The essay proceeds to argue that irony is the central mode of communication in modern America. Wallace traces the history of irony in late 20th century culture and its impact on the very nature of art: instead of art “being a creative instantiation of real values” it shifted to “being a creative instantiation of deviance from bogus values.” He further argues that “irony and ridicule are entertaining and effective, and that at the same time they are agents of a great despair and stasis in U.S. culture… [and that television] has become able to capture and neutralize any attempt to change or even protest the attitudes of passive unease and cynicism TV requires of Audience in order to be commercially and psychologically viable at doses of several hours per day.”
Why this is The BEST
Screens are the ubiquitous and unique feature of our modern life. They surround us and demand our attention. Negotiating screen culture as a religious person involves some fairly obvious challenges, but Orthodox educators and religious authorities (as well as parents) have largely focused on content and/or the consequences of all the watching.

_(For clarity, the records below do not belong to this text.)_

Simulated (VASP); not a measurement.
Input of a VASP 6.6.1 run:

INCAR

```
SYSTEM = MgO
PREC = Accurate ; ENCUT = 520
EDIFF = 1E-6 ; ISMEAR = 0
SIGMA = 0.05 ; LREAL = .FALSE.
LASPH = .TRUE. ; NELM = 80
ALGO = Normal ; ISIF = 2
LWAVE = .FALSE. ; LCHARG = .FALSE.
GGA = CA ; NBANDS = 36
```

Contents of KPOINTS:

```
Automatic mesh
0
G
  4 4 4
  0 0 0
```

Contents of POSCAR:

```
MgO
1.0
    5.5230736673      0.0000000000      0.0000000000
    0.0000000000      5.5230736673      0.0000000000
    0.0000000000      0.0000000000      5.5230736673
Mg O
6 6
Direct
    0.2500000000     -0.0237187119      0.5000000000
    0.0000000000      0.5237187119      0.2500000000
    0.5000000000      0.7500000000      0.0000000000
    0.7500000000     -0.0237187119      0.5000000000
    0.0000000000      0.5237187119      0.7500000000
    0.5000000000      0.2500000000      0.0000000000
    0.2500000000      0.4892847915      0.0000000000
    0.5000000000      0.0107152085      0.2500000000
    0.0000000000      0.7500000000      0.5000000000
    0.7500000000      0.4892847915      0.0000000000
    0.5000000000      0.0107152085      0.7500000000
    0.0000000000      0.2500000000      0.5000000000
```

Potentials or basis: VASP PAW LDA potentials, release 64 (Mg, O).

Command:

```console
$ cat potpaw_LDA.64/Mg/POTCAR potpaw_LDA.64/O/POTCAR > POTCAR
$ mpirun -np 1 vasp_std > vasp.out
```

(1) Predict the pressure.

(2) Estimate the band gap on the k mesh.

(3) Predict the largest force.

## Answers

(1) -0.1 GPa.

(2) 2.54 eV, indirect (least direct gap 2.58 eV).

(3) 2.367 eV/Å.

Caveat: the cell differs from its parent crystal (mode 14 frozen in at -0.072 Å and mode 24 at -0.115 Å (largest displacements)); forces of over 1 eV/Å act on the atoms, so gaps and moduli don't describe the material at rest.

Wallace does not concern himself with content. Rather, his concern centers on the corrosive nature of the irony and cynicism that suffuse screen culture and which work to reinforce the supremacy of irony.
[T]o the extent that [TV] can train viewers to laugh at characters’ unending putdowns of one another, to view ridicule as both the mode of social intercourse and the ultimate art form, television can reinforce its own queer ontology of appearance: the most frightening prospect, to the well-conditioned viewer, becomes leaving oneself open to others’ ridicule by betraying passé expressions of value, emotion or vulnerability.
David Foster Wallace (1962–2008)
He rails against “televisual disdain for ‘hypocritical’ retrovalues like originality, depth and integrity” and how that has left the contemporary art world desiccated.
Applying Wallace’s critique of irony to our community, the Orthodox world frets about the philosophical implications of post-modernism and challenges to Orthodox dogma squired by a relativist worldview (see the writings of Rav Shagar and R. Jonathan Sacks). But writing as a literary and cultural critic, Wallace occupies himself with literary or aesthetic concerns and not necessarily philosophical matters. To him those are human concerns. “Insights and guides to human value used to be among literature’s jobs, didn’t they?”
He explains how a post-modern aesthetic of irony stunts human values and enfeebles human spirit and sincerity. “Irony tyrannizes us … [because] an ironist is impossible to pin down. All irony is a variation on a sort of existential poker-face. All U.S. irony is based on an implicit ‘I don’t really mean what I say.’”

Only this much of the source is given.